The new version of Tableau, number 10, got released whilst I was busy sunning myself on holiday. This mean there was at least something to look forward to in returning to the world of work 🙂
This means that Tableau can now do “proper” joins (i.e. not blends) that span different databases, even different database technologies. So for instance, you can execute an inner join from one table from SQL Server onto data from another table in Redshift, and analyse the result as though it all came from the same place. Better yet, you can publish the resulting datasource as a Tableau Server datasource so everyone can join in the fun, without even having to care where it came from in the first place.
Below a few notes / warnings from my early experimentations. Some may sound critical, but, overall, this is truly a great feature that will enable the less ETL-loving folks to get more done quicker, and/or without the resources of tech database specialists or sofwtare being needed.
- Excel counts as a database (as does any other supported file format). This means you can simulate database joins between multiple Excel files for instance without having to modify them in any way.
- You can use a custom SQL statement as the “table” you’re joining to or from in any join: i.e. you’re not restricted to just the formal tables on the database. This means that if you’re an SQL wizard who would prefer to have the database preprocess stuff before it hits Tableau, you can do that in the context of a cross-database join.
- Warning! I believe (from experience 🙂 ) Tableau downloads all the data from the tables you choose to your local computer before performing the join. This is kind of predictable if you think it through, but not totally. If you know what an Alteryx “in-database tool” is, then this is not like one of those.
The joining is on your computer, even if you don’t need to care about that. This means that if you’re inner joining a table of 10 rows in one database to 10 out of a possible 1 billion rows in another database to create an extract, Tableau will be downloading 1 billion and 10 rows to your computer before later returning you the post-join 10 rows as your datasource. You can apply data source filters to your tables before extracting though which might help alleviate some of the potential pain here.
- You can do left, inner and right joins very easily, joining on any number of fields as the key. But I didn’t see a facility for conditional joins, in the sense of saying “download all sales from Redshift for a customer whose info is in Oracle where the sales are between the start and end date of the customer’s first 6 weeks according to Oralce”. You would have to let it download and show you all of the joined data and then use formula in Tableau afterwards to filter out what you don’t want.

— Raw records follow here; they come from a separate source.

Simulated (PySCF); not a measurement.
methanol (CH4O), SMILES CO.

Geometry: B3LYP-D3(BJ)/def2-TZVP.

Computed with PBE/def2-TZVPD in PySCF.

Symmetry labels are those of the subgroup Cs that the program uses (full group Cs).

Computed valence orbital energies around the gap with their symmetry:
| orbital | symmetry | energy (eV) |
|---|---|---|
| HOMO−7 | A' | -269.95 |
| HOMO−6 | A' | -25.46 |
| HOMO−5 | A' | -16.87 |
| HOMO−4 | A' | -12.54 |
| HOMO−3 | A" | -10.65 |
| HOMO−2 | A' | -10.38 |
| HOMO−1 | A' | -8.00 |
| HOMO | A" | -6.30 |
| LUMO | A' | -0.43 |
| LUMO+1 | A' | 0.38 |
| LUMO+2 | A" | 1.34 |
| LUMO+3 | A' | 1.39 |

- Some data connection types aren’t allowed to be involved in cross database joins at the moment. A Tableau blog post lists these as:
- Tableau Server
- Google Analytics
- Microsoft Analysis Services
- Microsoft PowerPivot
- Oracle Essbase
- SAP BW
- Teradata OLAP Connector
The big shame for me on that list is Tableau Server. Tableau Server datasources are a very cool way for non-DBAs to share analytically-useful data around the organisation (or DBA professionals to provide a lovely structured, governed, datasource ideal for Tableau users to use). I have however found that they can result in semi-silos, as exporting or manipulating them has certain limitations vs standard databases. If one could cross-database join these types of datasource one day it would be an amazing way of adding extra flexibility to that feature
- Performance may be super great, or it may be super slow, depending on your exact database setup.
But all those compliments and complaints aside, debt is very much due to the makers of Tableau 10 for providing one fewer reason for analysts to load up other software, or pester other departments, before getting started on analysing all your lovely data.